Mexico's Secretary of Economy, Marcelo Ebrard, announced that the USMCA trade agreement will remain in effect until 2036 [1].

This confirmation provides critical stability for North American supply chains and investment. By ruling out structural modifications, the three nations aim to avoid economic volatility and maintain a predictable trade environment for manufacturers and exporters.

Ebrard shared the details during a trilateral meeting between Mexico, the U.S., and Canada. He said that the agreement will continue without substantial modifications [2]. This stability is intended to protect the economic relationships between the three partners from sudden shifts in policy or trade terms.

While the core structure of the pact remains untouched, the countries will not ignore the evolving trade landscape. Ebrard said, "Haremos una revisión anual," meaning they will conduct an annual review [3]. These yearly check-ins will allow the parties to address specific issues without reopening the entire treaty for negotiation.

"El T‑MEC sigue vigente hasta 2036 y sin cambios sustanciales," Ebrard said [2]. The commitment to maintain the pact until 2036 [1] ensures that the legal framework governing the movement of goods and services across North American borders remains consistent for the next decade.
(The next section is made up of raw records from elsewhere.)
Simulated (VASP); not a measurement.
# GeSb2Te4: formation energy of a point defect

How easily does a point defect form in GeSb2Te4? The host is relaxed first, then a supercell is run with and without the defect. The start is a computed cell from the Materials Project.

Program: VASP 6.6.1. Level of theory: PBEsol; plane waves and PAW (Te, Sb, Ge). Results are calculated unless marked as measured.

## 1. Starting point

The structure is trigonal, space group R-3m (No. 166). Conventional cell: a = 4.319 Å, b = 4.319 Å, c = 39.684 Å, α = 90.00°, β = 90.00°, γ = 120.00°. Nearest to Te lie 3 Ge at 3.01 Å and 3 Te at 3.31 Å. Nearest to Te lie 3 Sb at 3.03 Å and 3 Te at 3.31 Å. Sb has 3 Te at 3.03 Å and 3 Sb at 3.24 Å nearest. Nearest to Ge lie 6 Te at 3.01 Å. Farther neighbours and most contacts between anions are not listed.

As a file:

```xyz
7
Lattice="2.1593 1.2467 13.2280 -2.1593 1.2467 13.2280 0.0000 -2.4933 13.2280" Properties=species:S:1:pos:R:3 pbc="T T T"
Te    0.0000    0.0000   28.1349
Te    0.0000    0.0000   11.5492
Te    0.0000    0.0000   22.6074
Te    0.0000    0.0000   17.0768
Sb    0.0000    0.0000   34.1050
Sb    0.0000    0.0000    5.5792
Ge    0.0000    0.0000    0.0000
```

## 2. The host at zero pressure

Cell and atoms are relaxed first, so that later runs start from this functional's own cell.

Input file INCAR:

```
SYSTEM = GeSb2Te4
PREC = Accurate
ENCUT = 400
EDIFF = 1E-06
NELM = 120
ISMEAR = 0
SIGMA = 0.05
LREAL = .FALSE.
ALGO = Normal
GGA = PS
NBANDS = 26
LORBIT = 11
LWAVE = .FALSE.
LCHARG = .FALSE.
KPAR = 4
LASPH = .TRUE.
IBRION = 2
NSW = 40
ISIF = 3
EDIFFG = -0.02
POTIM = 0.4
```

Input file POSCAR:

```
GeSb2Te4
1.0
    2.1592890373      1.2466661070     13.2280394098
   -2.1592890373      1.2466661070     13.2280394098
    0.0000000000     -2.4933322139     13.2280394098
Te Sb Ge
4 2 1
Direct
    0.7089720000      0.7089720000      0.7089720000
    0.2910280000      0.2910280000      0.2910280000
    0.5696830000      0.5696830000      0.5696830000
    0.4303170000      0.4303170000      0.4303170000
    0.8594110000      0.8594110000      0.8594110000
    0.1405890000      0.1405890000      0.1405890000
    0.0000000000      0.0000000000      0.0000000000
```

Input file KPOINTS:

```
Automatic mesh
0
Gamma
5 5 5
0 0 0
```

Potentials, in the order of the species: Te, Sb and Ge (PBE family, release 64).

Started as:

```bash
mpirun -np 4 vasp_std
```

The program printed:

The focus on continuity is designed to prevent the kind of uncertainty that often accompanies trade renegotiations. By agreeing to annual reviews rather than structural overhauls, the three governments seek to balance the need for flexibility with the necessity of long-term economic certainty.

"El T‑MEC sigue vigente hasta 2036 y sin cambios sustanciales"

The decision to lock in the USMCA until 2036 reduces the 'political risk' for foreign investors in Mexico and the U.S. By replacing a high-stakes periodic review with annual administrative check-ins, the three nations are prioritizing economic predictability over the potential for aggressive renegotiation of tariffs or labor rules.